Exploring the history of Phoenix, Arizona, just for fun. Advertising-free, supported by my patrons on Patreon. Thank you!

Living with trees in old-time Phoenix

The more I learn about old-time Phoenix, the more I realize that the trees have been gone much longer than I had thought. Originally I kinda thought the 1980s, or the 1970s, but it looks like the end of Phoenix as a city of trees started much longer ago than that.

Even the "old-timers" (wise and venerable ones if you prefer) that I know don't remember the way Phoenix once had trees. The best that they can do is remember the trees along the canals, and along the roads, and the orange groves. And some of them lived with trees, and have fond memories of climbing on them, going back to the 1950s, and even a few decades before that. But none of them are old enough to remember Phoenix before air conditioning, or swamp cooling. And that was the time that Phoenix was a forest of trees, not just here and there, but everywhere.

In my imagination I try to picture what Phoenix was like when every house had several trees. Yeah, I like air conditioning, but before that the shade of trees is what people had, from the 1870s on. The trees weren't just along canals, roads, and farms, people lived with them. They were everywhere.
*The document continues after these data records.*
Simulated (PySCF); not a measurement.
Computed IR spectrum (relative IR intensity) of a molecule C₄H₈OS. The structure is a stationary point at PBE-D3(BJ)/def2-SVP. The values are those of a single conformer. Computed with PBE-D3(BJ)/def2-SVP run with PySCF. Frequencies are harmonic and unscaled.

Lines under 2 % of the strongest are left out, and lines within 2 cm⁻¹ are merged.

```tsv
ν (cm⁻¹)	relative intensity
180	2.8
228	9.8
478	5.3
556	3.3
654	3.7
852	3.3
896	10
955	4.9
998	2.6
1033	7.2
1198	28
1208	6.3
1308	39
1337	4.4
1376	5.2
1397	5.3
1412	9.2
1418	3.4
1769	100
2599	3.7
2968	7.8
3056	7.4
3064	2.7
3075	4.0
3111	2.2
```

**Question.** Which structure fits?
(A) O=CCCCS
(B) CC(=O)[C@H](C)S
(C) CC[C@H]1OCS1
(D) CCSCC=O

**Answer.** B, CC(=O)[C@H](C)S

Time-travel with me. Right after the Civil War ended, the Swilling Company dug a small canal and established a settlement, sometimes called Pumpkinville, but most often the Phoenix Settlement. It was along a canal that started on the north bank of the Salt River, across from where Tempe is now, and flowed northwest towards where Van Buren and 32nd Street is now. And they knew that all the land needed was water, that it was very fertile from thousands of years of flooding, and receding, water, just like the Fertile Crescent of the Nile. So they planted things, including trees. Well, can you blame them? It was hot, and they liked the shade as much as we do now!

As the city grew, and new canals were created, water flowed freely all over the valley. And trees were a cheap way to cool down the places where people, and animals, lived. They were simply planted small, and grew big with water. It must have been amazing to see the sun-scorched land became an oasis of trees in just a few years. You could walk in neighborhoods and never be away from shade. All of the houses had trees (well, they didn't have air conditioning!). It just made sense.

But with the invention of air cooling, in the 1920s, and the improvements of air conditioning, after the 1940s, the trees really went away. It took a while, and the old timers (wise and venerable ones) saw the end of them. By the time I got to Phoenix, in 1977, they were mostly gone, and nowadays many people wonder if you can actually grow trees in the Phoenix area.

I like trees, and I'd love to see them return to the city I love. And not just in public places, just planted by the government, but everywhere, cared for by the people who live with them.

Image at the top of this post: The Gardiner's Hotel in 1872, northwest corner of Washington and 3rd Street, Phoenix, Arizona. Behind the trees.